The key to understanding the MaxLossExceededError
error is to look at the error description. In the above example it was
Dropped 100.0% entries from factor data: 0.0% in forward returns computation and 100.0% in binning phase
There are two distinct issues that cause this error. First, not enough forward returns to analyze the factor over the entire time period. And second, not being able to place the factor results into the desired bins. The error indicates that 100% were dropped in the binning phase. There's our culprit.
What does this mean? The get_clean_factor_and_forward_returns
method tries to assign a 'quantile' or 'bin' to each factor value. The default is to place values into 5 quantiles so there are an equal number of values in each quantile. The method will try to select bins (and associated bin edges) so the quantity in each bin is the same. It does this each day so the bins one day may be different then the bins on the next. So, if the factor is a boolean (ie 0 or 1) then this method will try to place the 0 and 1 values into 5 bins each having an equal number entries. Clearly this won't work. One can't place two discrete values into five discrete bins. One solution could be to set the quantiles
parameter to 2. Try to place the values into two discrete bins.
merged_data = get_clean_factor_and_forward_returns(factor, pricing, quantiles=2)

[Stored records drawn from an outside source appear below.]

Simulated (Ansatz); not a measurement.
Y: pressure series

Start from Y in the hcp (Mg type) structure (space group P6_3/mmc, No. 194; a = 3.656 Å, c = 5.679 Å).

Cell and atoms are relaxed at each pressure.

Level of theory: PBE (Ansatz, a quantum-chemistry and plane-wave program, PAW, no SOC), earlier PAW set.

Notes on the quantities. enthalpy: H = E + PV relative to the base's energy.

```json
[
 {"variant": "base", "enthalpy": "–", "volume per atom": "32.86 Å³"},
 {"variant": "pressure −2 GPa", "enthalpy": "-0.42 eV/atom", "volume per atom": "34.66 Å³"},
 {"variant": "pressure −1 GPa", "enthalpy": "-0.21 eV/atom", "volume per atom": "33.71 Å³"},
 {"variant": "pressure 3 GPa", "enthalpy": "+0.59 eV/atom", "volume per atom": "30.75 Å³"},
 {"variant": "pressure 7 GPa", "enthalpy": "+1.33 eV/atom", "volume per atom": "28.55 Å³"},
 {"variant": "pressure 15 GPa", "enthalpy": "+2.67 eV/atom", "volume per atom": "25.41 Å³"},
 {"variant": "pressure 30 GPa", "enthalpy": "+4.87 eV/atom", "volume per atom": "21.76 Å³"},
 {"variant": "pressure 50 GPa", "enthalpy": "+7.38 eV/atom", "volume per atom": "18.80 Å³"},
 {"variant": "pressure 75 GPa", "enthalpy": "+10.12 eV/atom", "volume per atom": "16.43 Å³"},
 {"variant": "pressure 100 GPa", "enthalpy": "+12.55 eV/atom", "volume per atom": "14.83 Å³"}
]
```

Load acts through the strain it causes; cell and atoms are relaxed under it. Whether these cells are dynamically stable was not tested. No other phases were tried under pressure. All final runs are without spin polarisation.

This may work (but typically not). The issue is the get_clean_factor_and_forward_returns
method tries to put an equal number of values into each quantile. Unless, there just happens to be a 50-50 split in the factor data, this will also cause an error.
So, what to do? Instead of creating quantiles with an equal number of values (and varying the bin sizes), one can create quantiles with equal bin sizes (and varying the number in each bin). This is done by setting the bins
parameter. One requirement is to also set the quantiles
parameter to 'None'
merged_data = get_clean_factor_and_forward_returns(factor, pricing, quantiles=None, bins=2)
This will try to make two equal size bins by taking the min and max value each day. Unfortunately, for technical reasons, this doesn't work well with two discrete boolean values. So, the third approach is to explicitly define the bins. One needs three 'edges' to describe two bins. So, something like this would work.
merged_data = get_clean_factor_and_forward_returns(factor, pricing, quantiles=None, bins=[-1,.5,2])
That will instruct the get_clean_factor_and_forward_returns
method to put all the False values (ie 0) into bin 1 and all the True values (ie 1) into bin 2. One can choose different edges. Just make sure that the 0s are in one while the 1s are in the other.
One can now use the results as an input to Alphalens. The factor values will be placed into two bins (or quantiles) for analysis. One word of caution. The default 'quantiles=5' will produce roughly an equal number of values in each quantile. This will not be the case when setting 'bins'. Why is this a concern? One may see a large alpha associated with a particular bin and feel they found a great alpha signal. However, take note of the number, and percent, of values in each bin. This can be found in the first few tables produced by Aphalens. Often a high alpha is associated with a small number of values. If only a small number of values are generating alpha, this may not be a robust factor in real life.
Hope that helps. Attached is a notebook.